The second Friday of Mehr, the first month of autumn in Iran, a ritual is held in Ardehāl and Fin that is called Qālišuyān. The ritual mourns the martyrdom of Ali ibn Muhammad Bagher, the son of the fifth Shiite Imam. One week prior to the actual event, the beadles run through Ardehāl and Fin reminding citizens of the coming of the Carpet Friday. On the day of the event, a selected group from Fin come to Ardehāl, where the Imam’s son was buried and a shrine was built for him to receive the holly carpet. The selected group of Ardehāl have already chose the carpet to be carried for the ritual, rolled it and fasten it with a green fabric. When the Fin representative reach the Shrine, they carry long wooden sticks that stands for weapons; by doing so people are declaring war against the murderers that killed Ali. After the dirges are sang, the Ardehāl representatives put the rolled carpet over the shoulders of Fin men and the march to the river begins. Here the carpet represents both the body of the dead Ali that goes to be washed according to the rules of Islam (a religious act known as Qosl), and the carpet that Ali died on and was used as his cerement.

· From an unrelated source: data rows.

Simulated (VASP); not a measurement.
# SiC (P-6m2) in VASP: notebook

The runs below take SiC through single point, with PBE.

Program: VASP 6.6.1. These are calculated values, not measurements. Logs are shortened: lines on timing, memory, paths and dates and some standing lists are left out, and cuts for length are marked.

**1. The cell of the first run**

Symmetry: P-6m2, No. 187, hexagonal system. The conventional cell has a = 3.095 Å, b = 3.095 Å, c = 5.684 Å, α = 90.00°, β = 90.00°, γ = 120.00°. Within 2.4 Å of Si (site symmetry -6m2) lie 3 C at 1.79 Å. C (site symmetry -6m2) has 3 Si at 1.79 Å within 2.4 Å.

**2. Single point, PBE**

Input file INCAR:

The ritual mourns the martyrdom of Ali ibn Muhammad Bagher, the son of the fifth Shiite Imam. The carpet represents both the body of the dead Ali that goes to be washed according to the rules of Islam (a religious act known as Qosl), and the carpet that Ali died on and was used as his cerement.
When the people reach the river, they begin washing the carpet with special procedures and then head back to the shrine, but this time from a different route. When the mourning procession reaches the shrine, a round of dirges are sang and the Fin representative return the carpet to the Ardehāl representative that takes the carpet inside and following special formalities put it back to where it was, and after that the ritual is over.
All through the ritual those carrying wooden sticks, shout the name of the murdered Ali and other Shiite Imams and lament their death. Some believe that this ritual was taken from the Mithraism or refers to the death of Siavash, a popular Iranian prince that was unjustly murdered. Naturally, after the advent of Islam the tradition turned to an Islamic ritual. Whatever the roots of this event is, it is the only religious ritual in Iran that is held according to the Solar Calendar. The Qālišuyān of Ardehāl is now part of the Memory of the World section of UNESCO, and Iranian are hopeful to introduce this Iranian/Islamic tradition to the World.